No emergency

While Deri’s support for the freedom of the press is certainly laudable, it would only be natural to question whether he might have some ulterior motive.

Arye Deri. (photo credit: MARC ISRAEL SELLEM/THE JERUSALEM POST)
Arye Deri.
(photo credit: MARC ISRAEL SELLEM/THE JERUSALEM POST)
Interior Minister Arye Deri caused quite a stir last week by introducing a bill to revoke the British Mandate-era Press Ordinance, which was immediately hailed as an historic move to enhance freedom of the press.
If it becomes law, the measure would cancel the requirement to obtain a government-issued license if someone wanted to publish a new newspaper. The measure would not apply to broadcast or online journalism.
“Canceling the licensing process will allow more newspapers to be opened, will add to the democratic and pluralistic process and will eradicate the antiquated and anachronistic process, which has become obsolete,” said Deri, who is also chairman of the ultra-Orthodox Shas party.
While Deri’s support for the freedom of the press is certainly laudable, it would only be natural to question whether he might have some ulterior motive, given his previous prison sentence for abusing the same ministerial position. Indeed, last summer, before he was sworn in for a second controversial term as interior minister, he complained that the Shas party newspaper, Yom Leyom, no longer represented his views, and his office announced that Shas would start a “new, high-quality newspaper.”

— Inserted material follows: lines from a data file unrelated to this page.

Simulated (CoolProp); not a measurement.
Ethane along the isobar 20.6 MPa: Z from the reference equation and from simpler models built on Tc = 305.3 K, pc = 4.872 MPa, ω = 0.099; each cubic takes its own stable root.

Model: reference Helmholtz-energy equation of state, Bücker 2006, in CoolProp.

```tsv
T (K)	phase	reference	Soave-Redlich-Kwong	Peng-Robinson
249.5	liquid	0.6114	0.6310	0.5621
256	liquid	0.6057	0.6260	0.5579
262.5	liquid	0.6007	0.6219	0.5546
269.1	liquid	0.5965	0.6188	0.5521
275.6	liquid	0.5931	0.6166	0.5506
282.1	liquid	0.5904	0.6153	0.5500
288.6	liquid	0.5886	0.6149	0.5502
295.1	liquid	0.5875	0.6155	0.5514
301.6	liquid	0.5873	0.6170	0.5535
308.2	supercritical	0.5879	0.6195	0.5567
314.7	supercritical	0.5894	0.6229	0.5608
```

The timing of Deri’s bill was also not totally altruistic, as the Association for Civil Rights in Israel noted, since he made it shortly before the deadline to respond to ACRI’s petition to the High Court of Justice to cancel the Press Ordinance. ACRI’s petition also sought the revocation of the government’s authority to close a newspaper, which it said “is an even greater threat to freedom of the press than the license requirement.”
So if Deri’s bill passes, his Shas party will be able to establish another newspaper without government interference, as will anyone else. On the face of it, this would be a winwin for Israeli democracy – but only a very minor one and much less than the “historic” move so heralded by the freedom-loving public.
The question that begs to be asked is whether this timid revocation of a British Mandatory law will be the first swallow heralding a spring of other freedoms, or just fade into the legal morass Israel has been mired in since independence.
As legal scholar Roei Amit writes in his essay “The Paradox of the Law,” in Paradoxes and Inconsistencies in the Law (Oren Perez and Gunther Teubner, editors, 2005): “The existing Defense Emergency Regulations issued in 1945 by the British Mandatory government are still valid (through their adoption by the State of Israel) and authorize, among other things, administrative detentions, deportations, and house demolitions. The proclamation of an “exceptional” and “provisional” legal state of emergency has been renewed regularly [by the Knesset] since 1948, and hence has become a sort of regular, basic norm.”
Its rules are set in the Basic Law: The Government, Articles 49-50, amendments of 1992 and 2001.
The regulations form an essential component of the legal system in Judea and Samaria, permitting the establishment of military tribunals to try Palestinian civilians, the prohibition of the publication of books and newspapers, house demolitions, administrative detention for indefinite periods without trial, extensive military powers of search and seizure, the sealing off of territories and the imposition of curfews.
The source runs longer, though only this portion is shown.